GRANDVIEW - Congressional candidate George Fearing (D) was on hand yesterday, Wednesday, making his case to Grandview Rotarians as to why he's qualified to unseat Congressman Doc Hastings.

Fearing said that through his work as an attorney, he's able to become a "zealous advocate" for his clients and set aside his personal interests. "That's how I view my role as a Congressman."

He also noted that while he's proud to be a Democrat, it will be his role to do what's best for Central Washington, which trumps his political party.

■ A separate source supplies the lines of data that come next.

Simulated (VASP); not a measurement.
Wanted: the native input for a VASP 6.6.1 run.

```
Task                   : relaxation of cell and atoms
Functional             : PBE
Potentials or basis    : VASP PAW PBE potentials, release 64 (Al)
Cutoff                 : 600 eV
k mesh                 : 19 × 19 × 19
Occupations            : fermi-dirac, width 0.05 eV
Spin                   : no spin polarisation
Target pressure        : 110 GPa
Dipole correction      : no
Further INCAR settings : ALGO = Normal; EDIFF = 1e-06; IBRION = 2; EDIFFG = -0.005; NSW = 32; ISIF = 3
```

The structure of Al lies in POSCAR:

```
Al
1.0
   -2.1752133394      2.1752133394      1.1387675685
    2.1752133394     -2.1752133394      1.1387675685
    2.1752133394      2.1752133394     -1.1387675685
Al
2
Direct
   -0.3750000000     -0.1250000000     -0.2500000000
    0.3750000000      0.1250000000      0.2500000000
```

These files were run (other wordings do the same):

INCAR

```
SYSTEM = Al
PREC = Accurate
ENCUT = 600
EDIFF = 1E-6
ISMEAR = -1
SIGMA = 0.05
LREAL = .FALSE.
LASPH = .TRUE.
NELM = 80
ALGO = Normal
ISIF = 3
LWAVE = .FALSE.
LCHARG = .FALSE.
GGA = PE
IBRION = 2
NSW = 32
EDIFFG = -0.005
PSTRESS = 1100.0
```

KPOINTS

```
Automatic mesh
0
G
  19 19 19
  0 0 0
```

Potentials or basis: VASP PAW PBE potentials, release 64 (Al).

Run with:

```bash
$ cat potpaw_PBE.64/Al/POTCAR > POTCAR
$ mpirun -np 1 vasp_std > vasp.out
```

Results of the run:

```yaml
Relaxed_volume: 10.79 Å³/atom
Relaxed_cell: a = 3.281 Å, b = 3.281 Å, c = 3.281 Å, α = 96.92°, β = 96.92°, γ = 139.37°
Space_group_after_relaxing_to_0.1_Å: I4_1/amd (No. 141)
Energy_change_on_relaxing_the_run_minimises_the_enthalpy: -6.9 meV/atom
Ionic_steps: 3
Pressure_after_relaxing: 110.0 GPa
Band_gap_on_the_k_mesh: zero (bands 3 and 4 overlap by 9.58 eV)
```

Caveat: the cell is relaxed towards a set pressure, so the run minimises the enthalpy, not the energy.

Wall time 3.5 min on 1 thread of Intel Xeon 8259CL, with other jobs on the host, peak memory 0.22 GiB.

Fearing said he feels that because Central Washington is agriculturally driven, he feels strongly that he should sit on the House agricultural committee, which Hastings is not. He said it's essential to do that in order to advocate for the industry.

Fearing also said he wants to emphasize alternative energy resources.

"America is finally waking up to our dependence on foreign oil...including the Bush administration, who is finally admitting to global warming," he said. "Central Washington could and should be the leader in alternative resources."

He said that while most Democrats are opposed to nuclear energy, he is not. But he did note that Hanford is one of the most contaminated radiological sites, "second to Chernobyl." He said if he's elected, he'll work with the Department of Energy to get Hanford caught up in terms of clean-up.

When he noted the contamination, he also noted a great deal of pride in Hanford's role in World War II and the Cold War.

"My primary task is to make sure the federal government lives up to its promise to clean up the site."

He said that he is often asked if he would've supported the bailout plan and the answer is no, for several reasons.

He said it didn't address the root cause of financial woes, or, as he put it, the deregulation of banks.

He also said it contained pork spending elements and that it focused more on banks and not homeowners facing foreclosure.

But, he said, "I would've worked hard for a plan that addresses the issues."